1. jar files:
hadoop-0.20.2-core.jar
commons-cli-1.2.jar
commons-logging-1.2.jar
2. code:
package com.demo;
import java.io.IOException;
import org.apache.hadoop.conf.Configuration;
import org.apache.hadoop.fs.FileSystem;
import org.apache.hadoop.fs.Path;
import org.apache.hadoop.io.Text;
import org.apache.hadoop.io.compress.CompressionCodec;
import org.apache.hadoop.io.compress.CompressionCodecFactory;
import org.apache.hadoop.mapreduce.InputSplit;
import org.apache.hadoop.mapreduce.Job;
import org.apache.hadoop.mapreduce.JobContext;
import org.apache.hadoop.mapreduce.Mapper;
import org.apache.hadoop.mapreduce.RecordReader;
import org.apache.hadoop.mapreduce.Reducer;
import org.apache.hadoop.mapreduce.TaskAttemptContext;
import org.apache.hadoop.mapreduce.lib.input.FileInputFormat;
import org.apache.hadoop.mapreduce.lib.input.LineRecordReader;
import org.apache.hadoop.mapreduce.lib.output.FileOutputFormat;
import org.apache.hadoop.mapreduce.lib.output.TextOutputFormat;
import org.apache.hadoop.util.GenericOptionsParser;
//import org.apache.hadoop.mapreduce.JobContext;
public class Demo {
public static boolean deleteHDFSFile(String dst) throws IOException
{
Configuration config = new Configuration();
FileSystem hdfs = FileSystem.get(config);
Path path = new Path(dst);
boolean isDeleted = hdfs.delete(path,true);
hdfs.close();
return isDeleted;
}
public static void main(String[] args) throws Exception {
Configuration conf = new Configuration();
conf.set("mapred.jar", "demo.jar");
String[] otherArgs = new GenericOptionsParser(conf, args).getRemainingArgs();
if (otherArgs.length != 2) {
System.err.println("Usage: youjar <in> <out>");
System.exit(2);
}
String in = otherArgs[0];
String out = otherArgs[1];
Job job = new Job(conf,"Demo");
job.setJarByClass(com.demo.Demo.class);
deleteHDFSFile(out);
FileInputFormat.addInputPath(job, new Path(in));
FileOutputFormat.setOutputPath(job, new Path(out));
job.setMapperClass(com.demo.MapClass.class);
job.setReducerClass(com.demo.Reduce.class);
job.setInputFormatClass(MyInputFormat.class);
job.setOutputFormatClass(TextOutputFormat.class);
job.setOutputKeyClass(Text.class);
job.setOutputValueClass(Text.class);
System.exit(job.waitForCompletion(true) ? 0 : 1);
}
}
class MapClass extends Mapper<Text,Text,Text,Text> {
public void map(Text key,Text value,Context context)

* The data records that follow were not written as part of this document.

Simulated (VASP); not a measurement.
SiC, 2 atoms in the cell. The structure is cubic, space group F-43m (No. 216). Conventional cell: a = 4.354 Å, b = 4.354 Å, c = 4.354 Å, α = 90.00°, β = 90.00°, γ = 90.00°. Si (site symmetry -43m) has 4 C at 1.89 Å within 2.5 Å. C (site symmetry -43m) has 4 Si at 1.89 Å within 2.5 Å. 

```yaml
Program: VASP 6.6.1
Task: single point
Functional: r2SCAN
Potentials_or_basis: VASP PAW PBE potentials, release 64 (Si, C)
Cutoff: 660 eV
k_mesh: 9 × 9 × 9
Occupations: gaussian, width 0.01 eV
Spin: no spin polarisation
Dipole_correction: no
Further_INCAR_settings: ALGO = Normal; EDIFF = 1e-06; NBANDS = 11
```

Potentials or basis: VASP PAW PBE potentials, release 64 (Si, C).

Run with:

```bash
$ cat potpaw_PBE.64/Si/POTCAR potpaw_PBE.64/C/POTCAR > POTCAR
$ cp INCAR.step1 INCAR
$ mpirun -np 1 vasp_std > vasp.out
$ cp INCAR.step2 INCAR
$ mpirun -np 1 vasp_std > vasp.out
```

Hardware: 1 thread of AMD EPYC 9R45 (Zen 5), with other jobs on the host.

throws IOException, InterruptedException {
System.out.println("key:"+key+",value:"+value);
context.write(value, key);
}
}
class Reduce extends Reducer<Text,Text,Text,Text> {
public void reduce(Text key, Iterable<Text> values, Context context)
throws IOException, InterruptedException {
String csv = "";
for(Text value : values) {
if( csv.length() > 0 ) csv += ",";
csv += value.toString();
}
System.out.println("key:"+key+",csv:"+csv);
context.write(key, new Text(csv));
}
}
class MyInputFormat extends FileInputFormat<Text,Text> {
@Override
protected boolean isSplitable(JobContext context, Path file) {
CompressionCodec codec =
new CompressionCodecFactory(context.getConfiguration()).getCodec(file);
return codec == null;
}
@Override
public RecordReader<Text, Text> createRecordReader(InputSplit split,
TaskAttemptContext context) throws IOException,
InterruptedException {
return new MyRecordReader(context.getConfiguration());
}
}
class MyRecordReader extends RecordReader<Text,Text> {
private final LineRecordReader lineRecordReader;
private byte separator = (byte) ',';
private Text innerValue;
private Text key;
private Text value;
public MyRecordReader(Configuration conf) {
lineRecordReader = new LineRecordReader();
}
@Override
public void close() throws IOException {
// TODO Auto-generated method stub
lineRecordReader.close();
}
@Override
public Text getCurrentKey() throws IOException, InterruptedException {
// TODO Auto-generated method stub
return key;
}
@Override
public Text getCurrentValue() throws IOException, InterruptedException {
// TODO Auto-generated method stub
return value;
}
@Override
public float getProgress() throws IOException, InterruptedException {
// TODO Auto-generated method stub
return lineRecordReader.getProgress();
}
@Override
public void initialize(InputSplit genericSplit, TaskAttemptContext context)
throws IOException, InterruptedException {
// TODO Auto-generated method stub
lineRecordReader.initialize(genericSplit, context);
}
@Override
public boolean nextKeyValue() throws IOException, InterruptedException {
// TODO Auto-generated method stub
byte[] line = null;
int lineLen = -1;
if( lineRecordReader.nextKeyValue() ) {
innerValue = lineRecordReader.getCurrentValue();
line = innerValue.getBytes();
lineLen = innerValue.getLength();
} else {
return false;
}
if( line == null )
return false;
if( key == null )
key = new Text();
if( value == null )
value = new Text();
int pos = findSeparator(line, 0, lineLen, this.separator);
setKeyValue(key,value,line,lineLen,pos);
return true;
}
public int findSeparator(byte[] utf, int start, int length, byte sep) {
for( int i = start; i < (start + length); ++ i ) {
if( utf[i] == sep ) {
return i;
}
}
return -1;
}
public void setKeyValue(Text key, Text value, byte[] line,
int lineLen, int pos) {
if( pos == -1 ) {
key.set(line, 0, lineLen);
value.set("");
} else {
key.set(line, 0, pos);
value.set(line,pos+1,lineLen-pos-1);
}
}
}